Guys, I’m not sure if you’ve noticed, but I’ve been struggling as a blogger. I’ve been erratic in my responses to comments–hyper sensitive and strange. Very defensive. I’ve also felt afraid to post. I avoid coming here. It fills me with anxiety.  I feel fear posting even the most innocuous of posts.

I realized yesterday what is actually going on, like a photograph coming into sharp focus.

I’m having a trauma response to something horrible that happened a couple of months ago. I’ll tell you more about it below.
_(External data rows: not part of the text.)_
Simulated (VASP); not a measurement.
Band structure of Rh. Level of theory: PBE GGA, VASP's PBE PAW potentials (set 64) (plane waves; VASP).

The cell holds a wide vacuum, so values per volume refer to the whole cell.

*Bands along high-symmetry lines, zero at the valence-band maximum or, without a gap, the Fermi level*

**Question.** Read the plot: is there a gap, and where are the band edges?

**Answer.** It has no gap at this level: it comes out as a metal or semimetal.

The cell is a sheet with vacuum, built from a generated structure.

Trauma is an interesting thing. Our bodies and minds respond very purposefully to it. Even when we don’t want them to, sometimes our bodies and minds try to protect us from things that it finds dangerous. They want to protect us from things that have caused pain, or things that we feel threaten us in some way. Our bodies and minds are miraculous that way.

I absolutely, 100% love this blog. I have loved it from the day of its inception–back in 2010 when it was about me coming to grips with my Inattentive ADHD–but I didn’t truly fall in love with it until about ten months in when, on a whim, I decided to start writing humor posts.

A whole world opened up to me then. It was magical. I could let my internal voice shine through. I felt like I was sharing a huge, hilarious joke with the world, and that we were all laughing together like good friends.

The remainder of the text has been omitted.